This manuscript is submitted as 'Ontology Description'.
In 10 pages with a total of 26 references only, it introduces the YANG server ontology, which describes the core concepts of the YANG data model and adds extensions to the specific NETCONF protocol which encodes YANG as XML and relies on SSH for interactions between clients and servers. The ontology is developed following the LOT methodology, conceptualized using CHOWLK, the documentation is generated using Widoco, and the ontology+documentation is available at https://w3id.org/yang/server
The sources are on github, with a total of 22 requirements listed in a csv document, and converted to SPARQL queries that can be executed through a Jupyter Notebook. An example turtle file is available too.

In addition to introducing the ontology, the paper describes how the YANG server ontology can be combined with RML to generate a knowledge graph from the data available at a YANG server. More specifically again, this paper and the implementation focuses on the servers implementing the NETCONF protocol. The combination of this work with RML has been integrated in the reference RML implementation BURP (pull request #5).

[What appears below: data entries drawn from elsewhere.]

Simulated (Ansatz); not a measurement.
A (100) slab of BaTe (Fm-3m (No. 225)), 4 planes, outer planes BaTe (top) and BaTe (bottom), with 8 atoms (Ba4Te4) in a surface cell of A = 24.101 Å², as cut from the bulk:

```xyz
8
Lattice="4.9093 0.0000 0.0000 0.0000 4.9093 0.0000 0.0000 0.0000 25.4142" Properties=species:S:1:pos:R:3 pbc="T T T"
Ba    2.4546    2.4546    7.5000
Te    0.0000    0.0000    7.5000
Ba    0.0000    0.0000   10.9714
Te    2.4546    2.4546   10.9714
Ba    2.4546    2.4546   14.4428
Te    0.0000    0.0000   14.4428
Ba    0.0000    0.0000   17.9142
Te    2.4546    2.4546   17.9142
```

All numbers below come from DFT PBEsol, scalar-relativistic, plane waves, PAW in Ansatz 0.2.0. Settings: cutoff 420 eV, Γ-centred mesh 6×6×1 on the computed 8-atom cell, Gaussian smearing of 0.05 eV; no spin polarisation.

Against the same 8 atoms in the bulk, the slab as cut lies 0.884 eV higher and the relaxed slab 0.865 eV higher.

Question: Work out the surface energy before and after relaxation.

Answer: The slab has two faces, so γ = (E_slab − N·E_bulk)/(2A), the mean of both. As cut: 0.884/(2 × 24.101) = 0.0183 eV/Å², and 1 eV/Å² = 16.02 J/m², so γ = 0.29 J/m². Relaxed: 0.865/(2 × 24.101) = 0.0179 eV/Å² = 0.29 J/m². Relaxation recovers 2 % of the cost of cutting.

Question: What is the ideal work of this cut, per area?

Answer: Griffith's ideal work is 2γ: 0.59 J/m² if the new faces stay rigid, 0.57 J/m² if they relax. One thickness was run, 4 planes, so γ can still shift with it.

In my opinion, the article does not meet the quality standards required for publication in the semantic web journal :

(1) Although the paper is officially an ontology paper and should therefore be concise (10p would be fine), its actual scope is broader. The title of the paper demonstrates it focuses on its integration in RML-based KG construction.

(2) As an ontology paper, I'd say that it has some shortcomings.

- It is the result of applying well a mature methodology, but many details are missing, including the timeline of the sequence of sprints, number of participants (domain experts, ontology engineers, number of pitfalls and how they were solved, same for FOOPS!, ...),
- some statistics about the ontology would be welcome. How many classes, properties, what expressivity, ...
- some additional considerations such as modularity: it would have been useful to better separate what's generic (YANG) from what's specific to NETCONF. I guess basic authentication for example is not relevant for all YANG protocols. It would be probably appropriate as well, for a journal paper, to support at least one more YANG protocol such as RESTCONF or gNMI or CORECONF (CORECONF is not mentioned in the paper).
- the way the YANG Server Ontology and RML can be combined could be specified using simple alignments, or more formally using SHACL rules.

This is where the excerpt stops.